Comments: This shows the mx relation.  It also shows how fully-qualified
domain names are written when a suffix is not defined.

/var/named/db/subnet:
#FIELDS subnet prefix=206.225.55. mask gateway prefix=206.225.55. \
dns prefix=206.225.55. domain time prefix=206.225.55. hardware dhcprange \
maxdhcplease dynamicbootp
32 255.255.255.248 33 37 tic.com 37 ether 36-36 3600 no

Comments: This shows the subnet relation which is used to generate the DHCP
bootstrap file.

Generating DHCP Information

The gendhcp script is used to generate an ISC DHCP bootstrap file.
Two relations, "main" and "subnet" are used to generate this information.  The
resulting bootstrap file is created in the current directory and is called
dhcp.conf.  Normally the script is run in the NAMED_DIR directory and added
to the updatehosts shell script by setting the variable GENDHCP in the
updatehosts.env file.

Common practice if this facility is used is to symlink the location of the
dhcpd.conf file to the generated bootstrap file.  Updatehosts takes care of
restarting the DHCP server once the new bootstrap file is generated.  It
uses the poke_dhcp program which should be installed setuid to root and
executable only by the DNS administrative group (default is staff).
poke_dhcp also requires a configuration file called poke_dhcp.env.  A
template of this file is found in the source directory.

Delegating Subdomains

Subdomain delegation is handled by listing the NS records for each
delegated subdomain.  These subdomain records are automatically entered
into the zone file for the parent domain.  Glue A records for a subdomain
server within the delegated subdomain only need to be added to the "main"
relation.  gendns will pick up the glue records, since it sees them as part
of the parent domain.  If you are using BIND 8 a better way to handle
delegation is by using "stub" secondary zones.

Utility Programs

Two conversion utilities, cvtzone and cvtstatic are included with the
system.  They aid conversion from either DNS zone files or static host
files. See the man pages for details on their use.  In general these
utilities try and do the right thing, but sometimes the output will still
need to be manually  edited.

There is also a utility called domain_listwhich parses the BIND V8
configuration file.  The output is a list of zone names and files
found in the named.conf file.  This utlity is useful for converting large
DNS installations.

A pretty print utility for readinfo files called readinfo_pp is also included.

Option Syntax

Unlike previous versions of updatehosts, all BIND V8 options are supported.
Options in the "options" relation have a slightly different syntax than
that found in the named.conf file.  Most of the transformation are obvious,
except for some of the more complicated options.  In general the following
rules apply when translating an "options" tuple to its corresponding named.conf
syntax.

The "option" field is the option keyword.  This is translated one for one.
For example the "directory" option is entered as:

#FIELDS option opt_value
# option	opt_value
directory	/var/named

Also note that string values need not be quoted.  This option tuple is
translated to:

options {
	directory "/var/named";
};

This assumes this is the only option.  Note that the trailing semicolon and
the quotation marks are added automatically.

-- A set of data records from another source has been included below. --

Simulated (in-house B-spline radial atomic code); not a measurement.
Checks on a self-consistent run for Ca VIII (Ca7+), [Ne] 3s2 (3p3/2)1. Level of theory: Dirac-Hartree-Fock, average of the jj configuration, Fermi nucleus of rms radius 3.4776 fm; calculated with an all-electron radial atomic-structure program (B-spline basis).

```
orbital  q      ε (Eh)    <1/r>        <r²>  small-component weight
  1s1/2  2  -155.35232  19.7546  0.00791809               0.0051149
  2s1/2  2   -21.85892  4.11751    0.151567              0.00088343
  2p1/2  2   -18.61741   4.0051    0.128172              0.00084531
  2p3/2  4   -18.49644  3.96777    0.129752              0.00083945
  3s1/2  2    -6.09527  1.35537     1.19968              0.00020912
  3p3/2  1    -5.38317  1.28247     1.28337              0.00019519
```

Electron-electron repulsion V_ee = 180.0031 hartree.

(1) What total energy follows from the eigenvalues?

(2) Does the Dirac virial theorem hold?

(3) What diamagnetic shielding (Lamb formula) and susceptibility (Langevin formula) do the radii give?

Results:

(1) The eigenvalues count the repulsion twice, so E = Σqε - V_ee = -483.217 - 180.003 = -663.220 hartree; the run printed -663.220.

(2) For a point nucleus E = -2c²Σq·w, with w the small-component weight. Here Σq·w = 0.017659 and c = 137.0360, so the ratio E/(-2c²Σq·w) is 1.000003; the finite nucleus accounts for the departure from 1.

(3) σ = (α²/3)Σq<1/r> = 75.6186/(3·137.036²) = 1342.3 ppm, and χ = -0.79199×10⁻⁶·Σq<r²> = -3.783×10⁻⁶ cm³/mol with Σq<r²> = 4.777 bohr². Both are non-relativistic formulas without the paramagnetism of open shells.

Most single word options with pathnames as arguments such as "named-xfer"
and "pid-file" follow this syntax translation.

Options which have a value within curly brackets such as "forwarders" are
written as follows:

#FIELDS option opt_value
# option	opt_value
forwarders	199.188.177.166,200.12.10.5

This gets translated to:

options {
	forwarders { 199.188.177.166;200.12.10.5;};
};

A few options have somewhat more convoluted syntax.  The "listen-on" option
gets translated as follows:


#FIELDS option opt_value
# option	opt_value
listen-on	"port 53"

Note that the quote marks are necessary, since the option value has
whitespace.  This is translated to:

options {
	listen-on port 53;
};

A more complicated "listen-on" example would be:

#FIELDS option opt_value
# option	opt_value
listen-on	"port 53 199.188.177.166"

This gets translated to:

options {
	listen-on port 53 { 199.188.177.166; };
};

Another example is the "check-names" option.

#FIELDS option opt_value
# option	opt_value
check-names	master,warn

options {
	check-names (master)(warn);
};

Putting the above examples together yields the following:

#FIELDS option opt_value
# option	opt_value
directory	/var/named
forwarders	199.188.177.166,200.12.10.5
listen-on	"port 53 199.188.177.166"
check-names	master,warn

This gets translated to:

options {
	directory "/var/named";
	forwarders { 199.188.177.166;200.12.10.5;};
	listen-on port 53 { 199.188.177.166; };
	check-names (master)(warn);
};